I find it very, very believable that fear-spiraling-into-panic, coupled with a fairly common teenager's (especially in the case of a down-and-out teenage boy) attitude and the desire to believe they had the nightmare in hand could be enough to convict the wrong people.
I find that believable, without bringing up any bigotry, religious or otherwise, more specific than what seems to be the very pervasive human bigotry against that which is different, that which does not make sense in existing paradigms without thought, that which can be easily dismissed as "misfit."
I remember instances in grade school in which teachers, administrators (and once the town policeman-- I flipped off a deacon's daughter after she and her friends called me names and threw rotten fruit at me) would punish me for crying or getting angry over being teased and assaulted.
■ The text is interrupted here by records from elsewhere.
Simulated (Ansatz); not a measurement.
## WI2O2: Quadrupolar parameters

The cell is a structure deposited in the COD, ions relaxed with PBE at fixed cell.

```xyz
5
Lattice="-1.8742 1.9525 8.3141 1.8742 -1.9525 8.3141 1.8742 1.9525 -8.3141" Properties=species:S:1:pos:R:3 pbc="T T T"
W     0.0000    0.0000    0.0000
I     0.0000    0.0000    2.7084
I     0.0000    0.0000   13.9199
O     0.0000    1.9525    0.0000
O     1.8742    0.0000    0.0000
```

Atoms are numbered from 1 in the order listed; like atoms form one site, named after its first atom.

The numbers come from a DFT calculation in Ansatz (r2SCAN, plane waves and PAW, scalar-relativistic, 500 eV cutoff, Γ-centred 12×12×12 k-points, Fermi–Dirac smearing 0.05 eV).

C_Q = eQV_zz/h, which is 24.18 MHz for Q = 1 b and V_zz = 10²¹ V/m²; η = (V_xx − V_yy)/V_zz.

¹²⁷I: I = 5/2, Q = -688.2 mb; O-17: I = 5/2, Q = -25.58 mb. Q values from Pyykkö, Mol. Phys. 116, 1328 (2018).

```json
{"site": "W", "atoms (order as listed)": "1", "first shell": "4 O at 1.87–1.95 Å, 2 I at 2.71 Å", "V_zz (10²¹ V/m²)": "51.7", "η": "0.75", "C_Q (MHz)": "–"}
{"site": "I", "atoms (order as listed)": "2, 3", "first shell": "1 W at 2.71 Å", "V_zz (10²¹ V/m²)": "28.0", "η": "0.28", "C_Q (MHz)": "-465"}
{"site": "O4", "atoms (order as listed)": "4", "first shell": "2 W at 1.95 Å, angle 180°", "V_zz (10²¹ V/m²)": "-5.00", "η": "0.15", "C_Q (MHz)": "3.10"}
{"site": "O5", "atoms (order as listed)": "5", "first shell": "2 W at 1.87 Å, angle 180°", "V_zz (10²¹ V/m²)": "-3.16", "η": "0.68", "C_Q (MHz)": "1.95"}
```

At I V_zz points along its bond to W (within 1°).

We were all white (insofar as 1/4 Italian could be considered white in small-town WV circa 1985) ; at least in name and family attendance, we were all either Baptists or Methodists.
The other children all looked and acted, basically, alike, and in a way that those in authority had come to expect. I dressed funny, acted differently (even though 'differently' meant I studied more and tried harder to adhere to all the rules) , and asked too many questions. There were many of them and one of me; their parents were prominent in the community and I was the nobody child of a single mother who was herself the daughter of The Town Dago and That Weird Old Man. In other words, they were right and I was wrong.
In another instance from MC's personal playbook, consider how often I am labeled Enemy, Spy, Saboteur, and worse in this community. Not because I've done anything to actually harm it, but because I am different. In my politics and my point of view, I am different enough to make some people uncomfortable. I choose (or an chosen by) a deity that is unpopular in this community; some of the tenets of my own path resemble those of an organized structure that is much feared around these parts.
And so I have few friends here; so I am one of the first to be jumped on.
I'm not complaining; I chose this road. I'm merely pointing out an observation about, shall we say, the fallacy of the idea that It Can't Happen Here.
This behavior, like what happened to the WM3, was/is human. So is the drive to defend a decision-- like the ruling of a court-- up to and past the point that it comes to appear to have been obviously in error.
Especially under fire, in the face of ridicule and possible reprecussions.
Check out a basic 101-level social psych text if you don't want to take my word for it.
Am I defending the court, or the State of Arkansas??? Hardly. The conviction was unreasonable. Unintelligent, unjust, and downright un-American. Their behavior since has been unconscionable, indefensible, immoral, and intolerable.
Instead, I'm arguing that reach beyond our understandable fear and anger-- understandable fear and anger not unakin to what swept a sorely disadvantaged Arkansas border town a decade and a half ago-- and learn to understand the real reasons for the behavior.
So we can teach others.
So we can teach ourselves.
So we can do our part to make it less likely that the same thing will happen again.